Will he rebound from his underperformance in Iowa, or is his demise finally upon us?

Jim Watson/Getty Images

Ted Cruz’s poll-defying victory in the Iowa caucuses Monday night spared the Republican Party the ultimate humiliation of a Donald Trump landslide—not in Iowa, per se, but in the presidential primary writ large. Until this week, nonplussed Republicans were contemplating with dread an increasingly likely scenario in which Trump won Iowa convincingly, reinforced his dominant leads in New Hampshire and South Carolina, and went on to essentially run the table to the nomination. 

Things won’t be quite that straightforward for Trump after all. The early conventional wisdom out of Iowa is that Trump hurt himself by failing to put together a traditional campaign apparatus, that Cruz helped himself by putting together a great one, and that third-place Marco Rubio benefitted from a late burst of pragmatism within the Republican electorate. The results at the very least slow Trump’s juggernaut, and possibly reorient the primary into a real three-way race.

By relegating Trump to second, and even to the waters-edge of third, Cruz and Rubio both widened their paths to the nomination to unknown extent—and at an unknown expense to Trump, whose path narrowed.
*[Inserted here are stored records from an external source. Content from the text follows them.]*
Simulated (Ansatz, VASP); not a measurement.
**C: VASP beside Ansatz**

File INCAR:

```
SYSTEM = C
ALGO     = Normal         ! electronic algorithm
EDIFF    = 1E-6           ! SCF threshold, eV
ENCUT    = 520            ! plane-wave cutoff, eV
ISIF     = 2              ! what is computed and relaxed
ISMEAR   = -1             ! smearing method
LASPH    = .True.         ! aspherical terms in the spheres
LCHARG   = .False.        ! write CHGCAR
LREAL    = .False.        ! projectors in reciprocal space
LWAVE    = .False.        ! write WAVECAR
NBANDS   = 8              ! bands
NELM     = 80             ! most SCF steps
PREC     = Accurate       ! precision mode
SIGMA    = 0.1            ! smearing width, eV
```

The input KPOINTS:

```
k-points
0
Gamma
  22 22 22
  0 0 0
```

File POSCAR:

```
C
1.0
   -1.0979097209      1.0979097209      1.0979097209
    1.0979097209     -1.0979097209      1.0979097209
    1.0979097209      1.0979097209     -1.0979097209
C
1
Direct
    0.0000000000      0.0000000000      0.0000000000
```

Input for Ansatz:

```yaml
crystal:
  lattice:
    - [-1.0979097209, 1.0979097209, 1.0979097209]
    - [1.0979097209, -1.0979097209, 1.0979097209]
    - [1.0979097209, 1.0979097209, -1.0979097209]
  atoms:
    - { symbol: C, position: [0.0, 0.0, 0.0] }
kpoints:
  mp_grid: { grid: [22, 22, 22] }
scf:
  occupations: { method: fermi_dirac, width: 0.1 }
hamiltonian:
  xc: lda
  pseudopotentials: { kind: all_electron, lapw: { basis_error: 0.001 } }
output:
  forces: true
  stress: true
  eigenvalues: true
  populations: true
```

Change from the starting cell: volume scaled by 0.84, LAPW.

Depending upon how the campaigns and Republican voters respond to Monday’s returns, the Trump campaign now faces either a bearish or a bullish outlook. And in many ways, despite the GOP elite’s celebratory mood, the prospect of a quick rebound is less farfetched than a sudden, terminal collapse.

The bullish case for Trump goes something like this. Despite his near-total disinterest in running a traditional Iowa ground game, Trump cobbled together a real and genuinely impressive constituency—at least for Iowa caucuses purposes. More Iowa Republicans voted for Trump last night than have voted for any Republican candidate in history—including Rick Santorum, Mitt Romney, Mike Huckabee, and George W. Bush—except for Ted Cruz, who shattered the record. 

This feat is even more impressive when you factor in the institutional heft behind his competitors’ campaigns. Cruz’s powerful operation was built upon the strength of his close ties to Iowa evangelicals, and to influential local conservatives like Representative Steve King. It’s not unusual for Iowans to support a religious-right tribune in the caucuses (Santorum, Huckabee)—and it’s also not unusual for the winner to ultimately lose the nomination.

Rubio ran a relatively spare campaign, but benefitted both from late but relentless conservative and mainstream media boosterism, and from an equally belated Republican paid-media campaign against Trump. Rubio became the establishment’s de facto candidate in the final week, and it propelled him from a distant third … to a less-distant third.

All of which is to say that caucuses place a premium on traditional campaign infrastructure in a way regular primaries don’t. Iowa is essentially rigged to depress turnout and present barriers to new participants. And yet Trump nearly won anyhow. If that is how Trump and his supporters internalize his Iowa showing, he will perform well in New Hampshire, possibly South Carolina as well, and become a singular force in Republican politics once again.

At the same time, the seeds of Trump’s potential demise are buried just below the surface of this analysis. Barriers or no barriers, Trump underperformed on Monday night. His supporters could prove to be disproportionately flaky in every state. It also may be the case, after all, that a sustained barrage of negative press can harm him. Correlation doesn’t prove causation, but it’s worth considering the possibility that the anti-Trump ads, which flooded the market in the campaign’s final days, contributed to his underwhelming performance.

He will face many more of them in the coming week. If Cruz and Rubio gain ground in New Hampshire, Trump will probably see his lead there narrow before next Tuesday’s primary. If we credit, for the sake of argument, his critics’ favorite but untested hypothesis that his bubble will burst now because it was inflated by the perception of his invincibility, then his own supporters will be discouraged by his second-place finish, and defect to other candidates, or drop out of the electorate altogether.

If these developments transpire, Trump will (finally! at last!) fade from dominance. His campaign will evaporate just as quickly as it materialized, and the race will be transformed into a gloves-off battle between Ted Cruz and the establishment. If he pulls through, though, Republican elites will quickly realize, like an ill-fated resident of Elm Street, that when they woke on Tuesday morning, they brought their nightmare with them.